Gradually, though, Eins im Anderen becomes more complex and tangled of its own accord, the story taking hold of the narrator and giving her something of a shaking. It opens with the narrator, a writer and mother of two small boys, googling her first boyfriend. Now who hasn't done that? Mine is now in Canada, it seems; our narrator's killed himself four years previously. What starts out as an introspective project – always well written, giving us miniature stories to enjoy – gradually shifts to include the wider world. The narrator's husband, previously skulking in the background of the framework narrative, working late shifts and consulting his telephone obsessively as husbands do, butts in rather rudely before his turn to be described in the chronology of men. He's been doing something rather bad, you see, which comes as rather a surprise and upsets family life.

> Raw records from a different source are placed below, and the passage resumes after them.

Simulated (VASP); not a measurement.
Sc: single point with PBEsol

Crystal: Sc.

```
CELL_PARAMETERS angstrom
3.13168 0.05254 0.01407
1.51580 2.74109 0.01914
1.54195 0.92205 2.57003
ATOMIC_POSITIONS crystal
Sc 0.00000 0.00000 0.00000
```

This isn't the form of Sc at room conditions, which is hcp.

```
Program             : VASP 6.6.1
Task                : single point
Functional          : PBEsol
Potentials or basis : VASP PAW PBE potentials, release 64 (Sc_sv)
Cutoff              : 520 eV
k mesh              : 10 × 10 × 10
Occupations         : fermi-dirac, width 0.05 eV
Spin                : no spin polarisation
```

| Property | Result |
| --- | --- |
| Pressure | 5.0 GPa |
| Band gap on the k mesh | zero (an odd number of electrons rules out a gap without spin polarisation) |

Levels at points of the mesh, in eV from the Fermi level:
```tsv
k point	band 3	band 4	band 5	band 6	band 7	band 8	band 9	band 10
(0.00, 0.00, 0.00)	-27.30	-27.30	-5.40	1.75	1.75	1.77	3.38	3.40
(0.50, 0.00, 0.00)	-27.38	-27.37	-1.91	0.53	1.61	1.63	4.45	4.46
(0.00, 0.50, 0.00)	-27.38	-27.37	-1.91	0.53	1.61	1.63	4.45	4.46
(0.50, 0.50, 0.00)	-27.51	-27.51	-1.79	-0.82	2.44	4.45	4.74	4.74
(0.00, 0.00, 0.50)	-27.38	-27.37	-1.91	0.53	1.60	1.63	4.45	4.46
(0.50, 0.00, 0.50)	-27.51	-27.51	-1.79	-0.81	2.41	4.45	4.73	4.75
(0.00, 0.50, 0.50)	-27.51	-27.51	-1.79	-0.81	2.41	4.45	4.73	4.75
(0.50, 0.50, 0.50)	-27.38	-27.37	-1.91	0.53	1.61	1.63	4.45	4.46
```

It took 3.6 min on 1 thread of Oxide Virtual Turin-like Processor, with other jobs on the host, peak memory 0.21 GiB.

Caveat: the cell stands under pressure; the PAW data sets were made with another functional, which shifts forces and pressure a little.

And from then on this ostensibly orderly list of love stories becomes a glorious mess, jumbled and chaotic and taking in other kinds of love – friendship, a kind of asexual cohabitation, an unsuitable infatuation, an affair strangely sanctioned by the man's wife, a fantasy – and our picture of the perfect mother is skewed. Things – men – she'd left out of her official life story start coming out of the woodwork, jolted back to mind by events, making the narrator look less and less saintly. And the final chapter is a reckoning with betrayal, I can only assume, an angry shout at a man who left her, emerging as the narrator finishes off her book.
Schwitter uses only one gimmick in her novel – the conceit of the book being written as we read it. Imagine all the awful clever things she could have done: different styles for different men, different tenses or voices, I don't know what else. Instead, she gives us consistently good writing as her character loses her consistency. There was one particular moment that made me smile, when the narrator reads the novel's first chapter at an event, about a third of the way in. It turns out to be a bad choice of text:
Because audiences tend to confuse a first-person narrator with the author, a tendency that grows when the author reads the first-person text aloud. (...) Possibly, my introverted, unhappy reading turns the audience's tendency to confuse the narrator with the author into a certainty that one, precisely one and only one person is standing here before them: the narrator. An woman unlucky in love. The whole reading a single drawn-out cry for love, a call for help to the men in the audience.Isn't that great? So meta.
The book is longlisted for the German Book Prize but I don't know whether the Anglophone rule of thumb about literary prizes going to books about men will apply in this case. A very quick review of previous winners suggests the most popular focus is actually families rather than men or women on their own. That would work in Schwitter's favour – because ultimately, this is a novel about a family in which the mother has a past. Well worth reading.